John Horton Conway (the Princeton mathematician who is responsible for
"the Game of Life") wrote a book with Guy and Berlekamp, _Winning
Ways_, that describes in Volume 2 a number of useful calendrical
rules.  One of these is an easy "in your head" algorithm for
calculating the phase of the Moon, good to a day or better depending
on whether you use his refinements or not.

In the 20th century, calculate the remainder upon dividing the
last two digits of the year by 19; if greater than 9, subtract
19 from this to get a number between -9 and 9. 

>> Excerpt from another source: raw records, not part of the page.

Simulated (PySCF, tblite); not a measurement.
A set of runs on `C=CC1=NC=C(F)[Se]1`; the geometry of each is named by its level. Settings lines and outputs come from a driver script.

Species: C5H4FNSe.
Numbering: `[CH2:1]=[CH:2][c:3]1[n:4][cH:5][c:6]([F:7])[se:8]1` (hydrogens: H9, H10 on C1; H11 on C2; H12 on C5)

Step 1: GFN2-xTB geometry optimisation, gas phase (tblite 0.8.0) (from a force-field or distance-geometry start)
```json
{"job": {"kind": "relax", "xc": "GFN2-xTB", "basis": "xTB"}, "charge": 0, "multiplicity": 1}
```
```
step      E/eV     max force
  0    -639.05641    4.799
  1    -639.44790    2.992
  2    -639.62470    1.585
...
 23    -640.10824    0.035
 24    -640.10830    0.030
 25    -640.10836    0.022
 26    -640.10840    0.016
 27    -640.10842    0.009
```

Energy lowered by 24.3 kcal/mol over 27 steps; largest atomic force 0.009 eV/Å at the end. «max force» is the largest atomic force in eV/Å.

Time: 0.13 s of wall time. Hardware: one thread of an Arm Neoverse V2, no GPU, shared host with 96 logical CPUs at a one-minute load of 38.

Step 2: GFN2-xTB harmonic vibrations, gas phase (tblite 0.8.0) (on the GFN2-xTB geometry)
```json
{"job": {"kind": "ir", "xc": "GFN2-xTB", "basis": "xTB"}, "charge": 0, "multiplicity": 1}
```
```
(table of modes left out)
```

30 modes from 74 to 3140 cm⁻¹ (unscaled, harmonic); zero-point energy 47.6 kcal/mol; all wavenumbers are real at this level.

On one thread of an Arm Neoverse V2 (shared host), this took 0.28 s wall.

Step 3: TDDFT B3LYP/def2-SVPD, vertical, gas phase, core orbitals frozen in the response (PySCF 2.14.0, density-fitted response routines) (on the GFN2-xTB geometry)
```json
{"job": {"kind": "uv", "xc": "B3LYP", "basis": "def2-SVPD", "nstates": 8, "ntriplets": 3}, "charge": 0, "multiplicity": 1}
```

Multiply the result by 11 and reduce modulo 30 to obtain a
number between -29 and +29.

Add the day of the month and the number of the month (except
for Jan and Feb use 3 and 4 for the month number instead of
1 and 2).

Subtract 4.

Reduce modulo 30 to get a number between 0 and 29. This is
the age of the Moon.

Example: What was the phase of the Moon on D-Day (June 6,
1944)?

Answer: 44/19=2 remainder 6.

6*11=66, reduce modulo 30 to get 6.

Add 6+6 to this and subtract 4: 6+6+6-4=14; the Moon was (nearly)
full. I understand that the planners of D-day did care about the phase
of the Moon, either because of illumination or because of tides. I
think that Don Olsen recently discussed this in _Sky and Telescope_
(within the past several years).

In the 21st century use -8.3 days instead of -4 for the last number.

Conway also gives refinements for the leap year cycle and also
for the slight variations in the lengths of months; what I have
given should be good to +/- a day or so.